Touting the requests per day is pretty meaningless without per query numbers, but sure, I'm the one that doesn't understand. What people with no incentive to subsidize are charging is about as fact as it comes but sure, lol.

I've replied to you once man. Feel free to disengage but let's not act like this has been some ongoing debate. No need to make up stories.

menaerus 4 hours ago | parent [-]

Which is why I said that it can be roughly estimated. And it can be roughly estimated even without those numbers assuming a fleet of some size X and assuming the number of hours this fleet is utilized per day, for the whole year. Either way, you will end up with a hefty number. Do the math and you'll see that inference is far from being cheap.

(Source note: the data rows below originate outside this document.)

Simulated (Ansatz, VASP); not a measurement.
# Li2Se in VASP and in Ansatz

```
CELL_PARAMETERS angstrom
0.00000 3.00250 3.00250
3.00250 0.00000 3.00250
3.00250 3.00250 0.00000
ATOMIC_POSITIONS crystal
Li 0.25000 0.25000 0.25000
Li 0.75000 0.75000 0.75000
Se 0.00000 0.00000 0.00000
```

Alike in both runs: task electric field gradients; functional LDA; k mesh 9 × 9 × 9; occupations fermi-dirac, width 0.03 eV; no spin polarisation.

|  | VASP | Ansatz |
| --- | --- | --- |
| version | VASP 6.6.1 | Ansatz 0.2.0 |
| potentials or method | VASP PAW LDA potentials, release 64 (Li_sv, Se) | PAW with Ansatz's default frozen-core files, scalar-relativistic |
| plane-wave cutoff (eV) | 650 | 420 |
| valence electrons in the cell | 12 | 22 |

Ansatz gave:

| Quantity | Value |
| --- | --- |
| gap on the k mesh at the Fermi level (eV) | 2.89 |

og_kalu 4 hours ago | parent [-]

Of course all the requests is a hefty number, they're serving nearly a billion weekly active users. What else would you expect ? Google search, Facebook - those would all be hefty numbers. The point is that inference is pretty cheap per user, so when they get around to implementing ads, they'll be profitable.

Again, there are many indicators that inference per user is cheap. Even the sheer fact that Open AI closed 2024 serving hundreds of millions of users and lost 'only' 5B is a pretty big clue that inference is not that expensive.

menaerus 18 minutes ago | parent [-]

Nonsense but I digress.